By Prince Osuagwu

Femi Kusa — The Nation
He was the first Managing Director of Guardian when we worked together. A very amiable and open person and I think that was one of the problems he had as a manager. He was very open and very friendly that every body had access to him. I got to know he suffered from stroke sometime ago. Today the news that he died is quite shocking to me as it can be for anybody because I thought by now he would have overcome the stroke. We’ll greatly miss him

Haroun Adamu
I am very shocked. We knew each other way back in the United States of America as students and also back here in Nigeria again. This is a man who has brought in the journalism profession, great intellect and finesse that almost what every body is doing today in terms of editorial has a link to his ideas in Daily Times and other places he has worked. He was the first MD of the Guardian newspapers and brought the kind of intellect that sees Guardian respected even till today.  We will all miss him.

Patrick Dele Cole
It’s terrible. We have lost a gem. I’ve never met anybody with his kind of brain. Without him, I don’t think we would have raised the kind of Editorial content which he brought about in Daily Times. Though I was the Managing Director, Stanley was the man behind the success. He also took that intelligence to Guardian, infact without Stanley, there was no Guardian at that time.

Chief Onyema Ugochukwu
He was one of the greatest thinkers and writers to come from this part of the world. He brought style and quality to the press. His return as editorial adviser of the Daily Times, he wrote a very great column on Sunday. He will be remembered greatly as a newspaper builder. He was the first Guardian MD, a remarkable leader, he established Post Express Newspapers, he lived in Kaduna for a while and established a newspaper for the Late Shehu Musa Yar’Adua.  We will greatly miss him.

Frank Aigbogun
Macebuh was a caring man who  in a unique manner affected journalism in a very positive manner. He particularly took interest in the young journalist (and l am happy to be one of them) he had helped to bring together when he was launching The Guardian when he was the managing director. You could rightly call him one of the fathers of modern day journalism in Nigeria. He will be sorely missed.

Dr Eddie Iroh
Reacting to his death yesterday in Abuja, the former Director General, Federal Radio Corporation of Nigeria and the pioneer Editor, Sunday Guardian, Dr Eddie Iroh described Macebuh’s death as  a tragedy and a loss to his family members, his friends and a greater loss to Nigeria.

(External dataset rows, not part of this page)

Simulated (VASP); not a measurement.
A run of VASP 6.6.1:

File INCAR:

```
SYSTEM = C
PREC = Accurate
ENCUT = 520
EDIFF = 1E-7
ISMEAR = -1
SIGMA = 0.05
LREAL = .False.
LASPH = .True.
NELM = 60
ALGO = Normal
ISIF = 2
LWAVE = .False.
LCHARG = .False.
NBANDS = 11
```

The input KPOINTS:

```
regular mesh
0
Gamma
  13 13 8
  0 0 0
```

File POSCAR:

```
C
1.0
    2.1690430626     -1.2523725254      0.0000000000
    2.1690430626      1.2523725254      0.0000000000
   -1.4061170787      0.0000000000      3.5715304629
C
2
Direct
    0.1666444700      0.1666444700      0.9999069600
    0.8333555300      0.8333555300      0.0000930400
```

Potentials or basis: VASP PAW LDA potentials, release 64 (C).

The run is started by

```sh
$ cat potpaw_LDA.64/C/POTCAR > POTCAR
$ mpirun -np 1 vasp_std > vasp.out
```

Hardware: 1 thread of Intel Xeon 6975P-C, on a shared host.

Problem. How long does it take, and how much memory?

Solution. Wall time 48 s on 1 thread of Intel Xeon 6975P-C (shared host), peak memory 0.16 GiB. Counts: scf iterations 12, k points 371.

He noted that Macebuh is the kind of mind that Nigeria need to come out of the wood and myriads of problems we have. “ this is the kind of mind that Nigeria should look for and harness themand hit the 21st century high road. The Stanley Macebu’s of Nigeria shoulb be brought together irrespective of the tribes, religious affiliations or party so that our country can move”.

According to him, Macebuh is a man of complex ability, intellect, humanity, compassion, psychology, sense of humour, sense of fairness and justice, he is a liberal intellectual. “ His is humble and humane. I cannot imagine a problem that you pose to Dr Macebuh and he will not have a valid answer derived from intellectual analysis, detailed appraisal and conclusion. Dr Macebuh is deeply knowledgeable on nearly every subject, there are not many Stanley Macebuh’s”

The Nigerian Guild of Editors
The Nigerian Guild of Editors has received the news of the death of Dr. Stanley Macebuh with grief.
A statement by President Nigeria Guild of Editors, Mr Gbenga Adefeye said “ Macebuh, a man of style and panache was remarkable not just for his pioneering roles in the establishment of a good newspaper like The Guardian and others like the defunct Post Express which first hit the Internet in Nigeria and The Sentinel in Kaduna, he was noted for talent head hunt for quality journalism in Nigeria.

“Years after he had left the business of journalism for think tank job for government, his imprint on quality press remains indelible. His cult-like following for journalism of essence continue to influence professional thoughts and processes in Nigeria. His death has further shrunk the club of leaders with carriage and dignity in our environment. May his soul rest in peace.”